At first sight

What did our ancestors  look like to them? That has always fascinated me.  After almost 500 years since the arrival of Magellan, , the only available records were  written by foreigners, Pigafetta, the eye witness , and Transylvanus who  interviewed survivors of Magellan’s  ill-fated voyage. The early missionaries wrote laborious records and a number of them compiled glossaries and dictionaries in aid of evangelization.  Today,  historians and linguists have mined these treasure trove of words and discovered hitherto unknown facts about the traditions, beliefs and concepts held by our ancestors,lamentably  forgotten in the course of  more than 300 years of colonization.

Jose Rizal painstakingly annotated the Sucesos de las Islas Filipinas by Antonio de Morga, the oidor of the Royal Audiencia, published in the 17th century. Rizal immediately captured its importance, Sucesos was written by a lay man, not a friar of a religious order. Makamisa, his third and unfinished novel, in Tagalog, was about that obscure point of contact between Catholicism and the religion of our forebears.  I am certain that during the Quincentennial, this subject will be thoroughly discussed.

Fray Juan Francisco de San Antonio of the Apostolica Provincia de SanGregorioen las Islas Filipins, China, Japon wrote his own  Cronicas in the 18th century; far from being  original, he admitted using earlier works by his predecessors.  He was most impressed by the manners of the natives who had “a thousand more ways of expressing courtesy in words, names and the titles by which they address each other, which are varied depending on the different provinces…”

Fray de San Antonio observed   that our ancestors were exaggeratedly ceremonious as they bowed deeply and asked permission before passing in front of another person. If one had to talk to a person of a higher rank, it was customary to approach reverently, squat before the esteemed individual and wait for him to speak first because talking without being asked to do so was the height of bad manners. Writing prose and poetry also had its unspoken rules of elaborate rhetoric, metaphors and allusions. “ In poetry, one has to be very learned in their language to understand it, and this happens even among their own countrymen…” reported the good friar. He added that Lacan and Gat were equivalent to the Castillian Don and Dayang, for women, was like Dona.

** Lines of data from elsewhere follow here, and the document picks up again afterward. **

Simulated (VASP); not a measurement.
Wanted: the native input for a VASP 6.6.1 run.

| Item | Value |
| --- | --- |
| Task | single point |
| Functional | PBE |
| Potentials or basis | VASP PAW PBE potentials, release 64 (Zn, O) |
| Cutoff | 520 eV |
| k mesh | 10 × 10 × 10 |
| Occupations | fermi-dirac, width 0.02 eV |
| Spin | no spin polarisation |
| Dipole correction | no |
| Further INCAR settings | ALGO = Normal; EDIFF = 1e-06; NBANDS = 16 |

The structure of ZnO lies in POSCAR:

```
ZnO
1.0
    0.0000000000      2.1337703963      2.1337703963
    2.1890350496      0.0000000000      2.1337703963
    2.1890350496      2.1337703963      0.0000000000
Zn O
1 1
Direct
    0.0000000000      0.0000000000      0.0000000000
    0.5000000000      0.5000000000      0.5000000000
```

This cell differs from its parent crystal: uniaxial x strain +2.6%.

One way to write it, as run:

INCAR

What did our ancestors look like to Fray de San Antonio? He said : “They have nice features, except that they are all flat-nosed because the cartilage of the ridge of the nose does not reach the end as it does with Europeans. There are no sharp noses to be found among pure Indians…”  He tried to describe their color but his mental palette could not produce the appropriate words for a “legitimate color.” Was it “cooked quince” ? Olive? Dark brown? The women were of a lighter shade, specially among the Visayans.  Both men and women had straight black hair which they kept long, the longer the more beautiful and scented with fragrant oils. “Cutting their hair because of having committed some infraction is taken as an insult…”  Our ancestors had beautiful deep brown eyes , fine and even teeth which in some places were dyed black or covered with gold. It was a disgrace for native men to be bearded, according to Fray de San Antonio, so I wonder what Lapu Lapu and his warriors felt when they saw those bearded strangers in full battle gear wade (it was low tide) to the shores of Mactan.